The disclosure came in response to a request filed on 18 April 2025. The applicant sought specific financial information related to the popular online slot game, Fishing Frenzy.
Context: Why This Data Matters
For consumers and researchers, understanding the profitability of individual games can be a key indicator of player risk. Highly profitable games may correlate with higher levels of player losses. Access to such data could inform player choice and contribute to research on gambling-related harm. However, this response confirms that the regulator's data collection does not operate at this product-specific level, focusing instead on operator-wide financial metrics.
Details of the FOI Request
The request asked for the total profit, in pounds sterling (GBP), that the slot game Fishing Frenzy generated for the operator Ladbrokes Coral between 1 January 2025 and 31 March 2025.
In its official response, the Gambling Commission stated:
"The Gambling Commission does not collect information relating to the profits of individual online slot games as part of its regulatory functions. As such, there is no information held falling within the scope of your request."
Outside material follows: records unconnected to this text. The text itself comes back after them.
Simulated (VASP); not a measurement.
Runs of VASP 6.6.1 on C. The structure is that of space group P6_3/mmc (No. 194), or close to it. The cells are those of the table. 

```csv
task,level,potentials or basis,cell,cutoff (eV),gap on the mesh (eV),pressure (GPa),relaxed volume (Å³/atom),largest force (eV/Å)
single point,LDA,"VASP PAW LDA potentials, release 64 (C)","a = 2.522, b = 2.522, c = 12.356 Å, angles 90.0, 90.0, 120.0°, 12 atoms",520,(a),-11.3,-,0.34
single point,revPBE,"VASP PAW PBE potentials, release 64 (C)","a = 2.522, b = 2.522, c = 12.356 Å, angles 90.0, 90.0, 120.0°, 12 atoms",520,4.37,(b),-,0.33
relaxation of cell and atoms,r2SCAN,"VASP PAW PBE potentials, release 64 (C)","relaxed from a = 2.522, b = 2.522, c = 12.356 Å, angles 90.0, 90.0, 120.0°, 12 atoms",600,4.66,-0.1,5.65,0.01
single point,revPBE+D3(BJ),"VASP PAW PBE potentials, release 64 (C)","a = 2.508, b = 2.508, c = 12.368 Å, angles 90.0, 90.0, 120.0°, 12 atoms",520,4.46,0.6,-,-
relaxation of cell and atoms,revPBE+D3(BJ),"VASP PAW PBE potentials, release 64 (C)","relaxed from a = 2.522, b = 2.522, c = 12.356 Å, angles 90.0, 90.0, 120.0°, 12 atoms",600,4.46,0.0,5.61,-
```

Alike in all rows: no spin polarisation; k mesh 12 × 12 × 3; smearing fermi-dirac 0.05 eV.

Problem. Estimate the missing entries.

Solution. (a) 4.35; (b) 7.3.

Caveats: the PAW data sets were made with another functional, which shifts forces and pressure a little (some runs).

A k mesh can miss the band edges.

The outcome was categorised as "Information not held." This means the Commission was not refusing to provide the data, but rather confirming that it does not possess it in the first place. This is a crucial distinction from requests that are denied on grounds of commercial sensitivity or other exemptions under the FOI Act.
Significance: A Gap in Public Transparency
The UKGC's response highlights the scope and limitations of its regulatory data collection. While the Commission monitors the overall Gross Gambling Yield (GGY) of its licence holders and ensures games are technically fair, it does not track the financial performance of the thousands of individual games available to UK players.
This means that neither the regulator nor the public can officially determine which specific slot titles are the most lucrative for gambling firms. For consumers, it underscores that transparency at the product level is limited. While operators hold this data internally, it is not part of the information they are required to submit to the regulator for public disclosure.
This confirmation clarifies that any analysis of the financial impact of specific games on player expenditure must rely on industry reporting or academic research rather than official regulatory data obtained via FOI requests.